Topics that influence my writing are crime, history, folklore, mythology, etc. I'm not sure if I could say I'm a one genre man. When it comes to writing short stories, I tend to lean towards the dark and disturbing, so most of my stuff is either horror or mystery.
As I co-own an independent production company, I do a lot of script writing. I'm actually pretty decent at both the dark and disturbing and comedy. Though, comedy in short story form for me, doesn't usually happen. I try to avoid it, because it doesn't seem to come out quite right. It's the dialogue that I can be funny with, but you can't rely on dialogue in a short story.
I'm getting distracted and digressing.
I believe I already answered the question. I do a lot of personal research, even though I am not going to school now. I study a lot of crime, serial killers, vampire mythology, Greek mythology and history, etc. More than anything, though, most of my stories contain a lot of personal experiences.
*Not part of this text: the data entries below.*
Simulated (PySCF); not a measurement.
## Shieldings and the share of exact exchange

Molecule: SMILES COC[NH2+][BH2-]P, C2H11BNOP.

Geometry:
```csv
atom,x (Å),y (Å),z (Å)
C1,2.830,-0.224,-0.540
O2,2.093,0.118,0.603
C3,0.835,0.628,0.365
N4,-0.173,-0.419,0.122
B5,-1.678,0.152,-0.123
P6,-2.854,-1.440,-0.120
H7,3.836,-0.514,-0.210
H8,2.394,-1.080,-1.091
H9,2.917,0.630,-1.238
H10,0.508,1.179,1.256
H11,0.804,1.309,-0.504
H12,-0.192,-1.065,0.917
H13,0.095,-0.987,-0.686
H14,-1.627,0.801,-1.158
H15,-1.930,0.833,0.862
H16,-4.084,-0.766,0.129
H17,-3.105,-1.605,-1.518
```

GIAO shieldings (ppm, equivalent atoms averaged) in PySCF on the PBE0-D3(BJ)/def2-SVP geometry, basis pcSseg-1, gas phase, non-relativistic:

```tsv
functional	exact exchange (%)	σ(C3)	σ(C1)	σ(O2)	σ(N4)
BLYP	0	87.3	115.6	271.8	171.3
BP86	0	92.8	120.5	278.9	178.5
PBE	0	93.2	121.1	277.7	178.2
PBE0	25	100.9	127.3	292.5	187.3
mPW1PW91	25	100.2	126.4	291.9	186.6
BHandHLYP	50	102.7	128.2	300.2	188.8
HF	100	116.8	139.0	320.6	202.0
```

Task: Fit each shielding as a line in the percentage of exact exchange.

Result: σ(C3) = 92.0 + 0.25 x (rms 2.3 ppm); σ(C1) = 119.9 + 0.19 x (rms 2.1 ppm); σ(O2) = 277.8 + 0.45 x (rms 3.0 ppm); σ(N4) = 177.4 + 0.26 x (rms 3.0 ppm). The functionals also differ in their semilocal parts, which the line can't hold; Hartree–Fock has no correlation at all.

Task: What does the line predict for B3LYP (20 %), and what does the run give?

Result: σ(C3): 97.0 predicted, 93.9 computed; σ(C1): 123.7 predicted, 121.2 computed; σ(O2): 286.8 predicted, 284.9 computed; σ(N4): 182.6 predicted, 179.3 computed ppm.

I'll confess, I watched the old "Little Women" movie that starred Katherine Hepburn. But, I'm glad I did, not because I really liked it much, but because a very true point was made. At one point in the movie, an older gentleman friend of Hepburn's character read some of her stories and gave her a little lecture about what she was doing wrong... she wasn't writing what she knew. The most important thing when I write is to make it relate to something real, no matter how surreal a story it may be. There must be themes that I can relate to, so that I can write them accurately and so that the reader can get something from the story. When I write something about crime, I pay less attention to all the little details of what hair landed where or what grease whiped from what forehead to what hand to which bedpost and pay more attention to "what is the point?" And I try to make sure it's something that I have experience in, so that I truly understand it first. Because if I can't understand what I am writing about, then how can I expect others to understand?
Good grief, I have written a novel. As you can see, I can be longwinded sometimes. Laters.